When open, only an LED and a 74HC00 IC are working, the total current may be about 30mA.
When closed, at least 5 ICs will be in operation, with an 7-segment dual display, the total current may increase to about 150mA. Then the regulator heats up in a short time.
The transistor is also heat up because of the voltage regulator.
Will the problem be solved by moving it away from the voltage regulator?
@Fung yet is varies. but the situation you describe does not sound normal to me. which voltage regulator you use, and how much current this is supposed to provide?
At 21 April 2011, 7:46:10 user Fung wrote: [reply @ Fung]
The resistance of a transistor varies as its temperature changes, am I right?

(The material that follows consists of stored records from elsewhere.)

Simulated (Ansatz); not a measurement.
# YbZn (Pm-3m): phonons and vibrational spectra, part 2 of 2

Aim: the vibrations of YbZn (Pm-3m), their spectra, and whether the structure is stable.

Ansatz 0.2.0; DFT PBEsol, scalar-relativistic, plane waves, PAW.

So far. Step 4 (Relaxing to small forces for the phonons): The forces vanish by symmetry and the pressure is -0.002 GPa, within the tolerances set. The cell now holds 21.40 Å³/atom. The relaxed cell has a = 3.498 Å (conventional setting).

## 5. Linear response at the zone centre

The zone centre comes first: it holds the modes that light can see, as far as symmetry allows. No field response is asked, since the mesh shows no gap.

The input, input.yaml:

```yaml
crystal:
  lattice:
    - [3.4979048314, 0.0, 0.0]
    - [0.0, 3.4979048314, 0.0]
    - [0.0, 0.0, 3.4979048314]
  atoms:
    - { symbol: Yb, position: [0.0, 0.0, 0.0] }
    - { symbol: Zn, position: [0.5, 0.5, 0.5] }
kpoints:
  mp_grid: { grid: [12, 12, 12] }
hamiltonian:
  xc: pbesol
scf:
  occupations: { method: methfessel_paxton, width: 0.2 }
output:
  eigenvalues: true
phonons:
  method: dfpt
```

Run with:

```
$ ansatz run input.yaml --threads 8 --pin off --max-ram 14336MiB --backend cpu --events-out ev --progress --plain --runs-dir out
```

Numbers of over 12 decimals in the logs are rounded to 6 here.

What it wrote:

I have a circuit which has a +5V voltage regulator, a transistor is used to amplify the signal of a PIEZO sounder and it is placed nearby the voltage regulator because of the routing of tracks. However, due to the quite-high current, the regulator heats up when it is in operation, heatsink is not setup yet, not only itself, the tracks under the board are also heated up.
Due to the case stated above, the transistor is heated up later on, it changes the frequency to the PIEZO sounder (ie unable to keep the original frequency) because of the change of its internal resistance. As I need to add the heatsink on the regulator, what things should I do in order to keep the frequency (that is to keep the internal resistance of the unit) of the amplifying circuit?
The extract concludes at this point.